It is the birthday of poet Percy Bysshe Shelley (1792), who wrote some
of the most popular poems in the English language, including
Ozymandias, Ode to the West Wind, and To a Skylark, though his greatest
success came after his death.
Scholars say it was Shelley's
unorthodox lifestyle that limited the acceptance of his writing to a
rather small circle of friends. At Oxford, Shelley wrote two gothic
novels and read extensively, though it is said he didn't go to class
often.
He wrote a pamphlet with a fellow student defending
atheism, earning him the scorn of the college administration when he
refused to deny that he wrote it. He and his fellow student, Thomas
Jefferson Hogg, were expelled. Shelley's father intervened and won him a
chance to reenter Oxford if he would state that what he wrote was
untrue. He refused, earning him the scorn of his father.
At 19,
Shelley eloped with a 16-year-old student from a boarding school, only
to abandon her three years later, when she was pregnant with their
second child, to run away to Switzerland with the 16-year-old daughter
of a writer friend. Mary Godwin was more Shelley's intellectual equal.

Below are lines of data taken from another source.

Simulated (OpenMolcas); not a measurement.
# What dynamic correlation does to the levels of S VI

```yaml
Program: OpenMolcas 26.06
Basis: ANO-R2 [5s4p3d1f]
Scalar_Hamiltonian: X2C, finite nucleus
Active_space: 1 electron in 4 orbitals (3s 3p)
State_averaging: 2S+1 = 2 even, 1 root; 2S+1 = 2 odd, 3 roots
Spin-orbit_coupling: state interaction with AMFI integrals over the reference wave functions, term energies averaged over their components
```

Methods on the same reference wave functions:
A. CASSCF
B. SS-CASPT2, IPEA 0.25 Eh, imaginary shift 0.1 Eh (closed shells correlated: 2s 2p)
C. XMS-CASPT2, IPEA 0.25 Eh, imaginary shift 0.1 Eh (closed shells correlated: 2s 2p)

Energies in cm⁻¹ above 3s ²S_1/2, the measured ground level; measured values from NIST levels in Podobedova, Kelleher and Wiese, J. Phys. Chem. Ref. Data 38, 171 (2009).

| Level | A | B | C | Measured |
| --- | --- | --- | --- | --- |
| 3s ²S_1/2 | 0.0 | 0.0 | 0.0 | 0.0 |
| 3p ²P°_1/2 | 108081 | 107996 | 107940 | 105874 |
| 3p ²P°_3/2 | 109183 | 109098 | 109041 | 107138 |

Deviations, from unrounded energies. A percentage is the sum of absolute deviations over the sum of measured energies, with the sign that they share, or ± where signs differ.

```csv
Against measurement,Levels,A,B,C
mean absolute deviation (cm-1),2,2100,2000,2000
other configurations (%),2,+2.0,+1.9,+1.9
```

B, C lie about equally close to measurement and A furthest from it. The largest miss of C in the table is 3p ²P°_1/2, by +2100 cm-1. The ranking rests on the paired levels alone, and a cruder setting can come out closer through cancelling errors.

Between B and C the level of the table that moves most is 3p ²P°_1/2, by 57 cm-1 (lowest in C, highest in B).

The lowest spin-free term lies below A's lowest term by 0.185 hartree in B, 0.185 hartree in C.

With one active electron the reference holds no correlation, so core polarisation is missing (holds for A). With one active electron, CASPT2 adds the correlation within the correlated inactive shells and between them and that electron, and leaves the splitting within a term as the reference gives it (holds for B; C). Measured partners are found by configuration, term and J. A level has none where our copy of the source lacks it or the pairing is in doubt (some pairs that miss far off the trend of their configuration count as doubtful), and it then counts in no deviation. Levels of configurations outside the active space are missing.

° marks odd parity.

Later, Shelley's first wife committed suicide and he and Mary were
married.
In 1818, Percy and Mary, and her stepsister Claire
Clairmont, lived in Italy, where he wrote the lyrical drama Prometheus
Unbound, which was based on a Greek trilogy whose title character
steals the secret fire to help mankind progress, only to be punished by
Zeus, king of the Olympian gods. Shelley's play was never intended to be
performed, only read.
It wasn't until several generations after
his death that Shelley became widely accepted. He was admired by the
later Victorian and Pre-Raphaelite poets, and by such diverse luminaries
as Isadora Duncan, Thomas Hardy, Karl Marx, Bertrand Russell, George
Bernard Shaw, Sinclair Lewis, and Oscar Wilde.